Monday, January 8, 2018

Reviewing a review

The weekend Wall Street Journal has a Review section that is probably my favorite thing to read all week.  This week, a book entitled Clean Meat was reviewed by Matthew Scully.  If you know anything about Matthew Scully, you know that animal rights are his hobbyhorse and that he comes at them from a Christian perspective.  The book apparently deals with lab-grown meat as the future and an alternative to slaughtering actual animals.

The concept of eating "meat" grown from "[a] bit of muscle tissue placed in some tank akin to a fermenter" with "electrical currents to warm and stimulate" it kind of turns my stomach now; but people were creeped out by Dolly the sheep twenty years ago, and now cloning barely raises an eyebrow.  The repulsion will naturally ebb as the technology advances.  But if the technology is so promising, surely a book advocating for the process is unnecessary? 

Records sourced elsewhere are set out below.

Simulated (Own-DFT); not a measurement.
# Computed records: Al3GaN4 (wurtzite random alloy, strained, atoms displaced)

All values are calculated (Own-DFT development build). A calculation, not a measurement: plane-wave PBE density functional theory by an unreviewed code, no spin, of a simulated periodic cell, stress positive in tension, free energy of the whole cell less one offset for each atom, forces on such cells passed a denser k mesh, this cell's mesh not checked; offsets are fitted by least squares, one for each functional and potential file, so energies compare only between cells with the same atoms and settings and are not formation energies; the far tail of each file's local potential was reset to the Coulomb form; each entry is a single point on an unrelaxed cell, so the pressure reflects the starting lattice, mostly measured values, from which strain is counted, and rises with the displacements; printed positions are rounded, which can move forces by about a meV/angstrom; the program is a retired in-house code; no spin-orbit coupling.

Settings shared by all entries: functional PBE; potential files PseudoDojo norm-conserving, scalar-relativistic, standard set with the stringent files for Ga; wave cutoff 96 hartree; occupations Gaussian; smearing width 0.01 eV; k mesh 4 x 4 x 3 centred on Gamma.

My suspicion is that the technology is, in fact, not as sure a bet as Paul Shapiro and Scully would like.  They admit that lab-grown meat is "getting closer in flavor and texture," which is hardly a ringing endorsement.  Also, the technology is capable of producing only ground meat at present.  And despite assurances that as the industry grows, per-ounce prices will drop, "[w]e're told ... that a burger might soon be made for $11" [my italics].  That might sound affordable to Scully, a former presidential speechwriter, but to people used to fast food, a burger approaching eleven dollars from the high side doesn't sound like a terrific bargain. 

The most utopian part of Scully's argument is that, once they are freed of farms and no longer needed for food, "[w]e could begin to appreciate pigs, cows, chickens, and others as creatures instead of just commodities."  Could we?  In what context?  What is the "natural habitat" of a farm animal which has been bred for meat for centuries?  Are we to put these animals in zoos?  Let them wander our neighborhoods and highways?  In 2015, there were 98.4 million cattle in North America.  If we're no longer butchering them or raising them for milk (another product that is to be lab-grown to free the animals from servitude), where does Scully suggest we put them all?  Last March, there were 71 million pigs and hogs in US farms.  That many animals couldn't survive in the wild -- if any could, after generations of domestication. 

Surely, driving them out of their barns and letting nature take its course would be an act of cruelty that would lead to nearly as many deaths as the farm industry itself.  I suppose one could argue that it would be one last act of cruelty that would free the descendants of any surviving animals, but it seems more likely to me that, instead of leading to the appreciation of farm animals as creatures, it would lead to the extinction of the domesticated species.